Monday, May. 07, 1928
FICTION
Alice
ALICE IN THE DELIGHTED STATES--Edward Hope--Lincoln MacVeagh, Dial Press ($2.50).
Alice in Wonderland, loved these many years by doctor, lawyer, merchant, chief, was also loved by a newspaperman--very, very much. The offshoot of the affair was a daughter, also Alice, who started her pilgrimage through North Hysterica just as her mother's manuscript body was being cruelly contested by the book-collectors. Once in the Delighted States, by way of the stem of a drinking glass, Alice Jr. revolved with the Rotarians round a luncheon table, but when she refused to make a speech the Rotarian next to her feared the girl was moody: "That comes from being too subjunctive and makes the situation tense." Alice thereupon recited a poem for them. Suddenly her entire audience scuttled and scampered off to escape the American Mercurial twins, Twaddle-dum and Twiddle-dee, now that you mencken it, one with H. L. M. embroidered on his collar, and the other, G. J. N. They conversed solemnly with Alice, and tried to entertain her. But Alice declared herself bored, and immediately the two little men vanished, leaving her to walk the Primrose Path. . . .

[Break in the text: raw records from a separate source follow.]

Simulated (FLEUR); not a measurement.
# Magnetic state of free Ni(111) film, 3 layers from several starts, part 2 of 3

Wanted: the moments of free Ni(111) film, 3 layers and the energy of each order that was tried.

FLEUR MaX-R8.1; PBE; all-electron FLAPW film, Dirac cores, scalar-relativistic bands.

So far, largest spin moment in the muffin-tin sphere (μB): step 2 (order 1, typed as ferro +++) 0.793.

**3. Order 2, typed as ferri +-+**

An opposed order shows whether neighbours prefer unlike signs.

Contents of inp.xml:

Then Alice begins to grow up, much too large for her clothes. This so incenses the censor that he sends her to the court of appeals--sex appeals. The pressing press immediately takes her up, while the lawyers of the Persecution and Pretense select a jury of frightened white rabbits, parrots, and a sleepy possum that could not think what his name was. The judge, also dozing, is bound in red tape--red ribbons as Alice calls it. A very cross examination is interrupted by more news: PRIZE BEAUTY SLAYS LOVE MATE WITH ICE PICK AFTER JAZZ PARTY IN RICH NEST, and Alice's trial is over. Alice is advised to go into vaudeville, or write her Life Story, on the strength of her recent publicity, but she goes to W7ash-ington instead, and comes very near making hystery.
Alice in Wonderland is a joke that some see, and some, deserving pity rather than scorn, do not. The same categories apply to the joke by Alice Jr.'s father, Colyumist Hope of the New York Herald-Tribune. Though his verse falls far short of Lewis Carroll's the narrative (packed as it is with social & political quips, flagrant puns and rare etymology) does credit to the English mathematician, and surpasses in satire more serious-minded modern U. S. Jeremiads. So also Rea Irvin's illustrations, which are excellently done.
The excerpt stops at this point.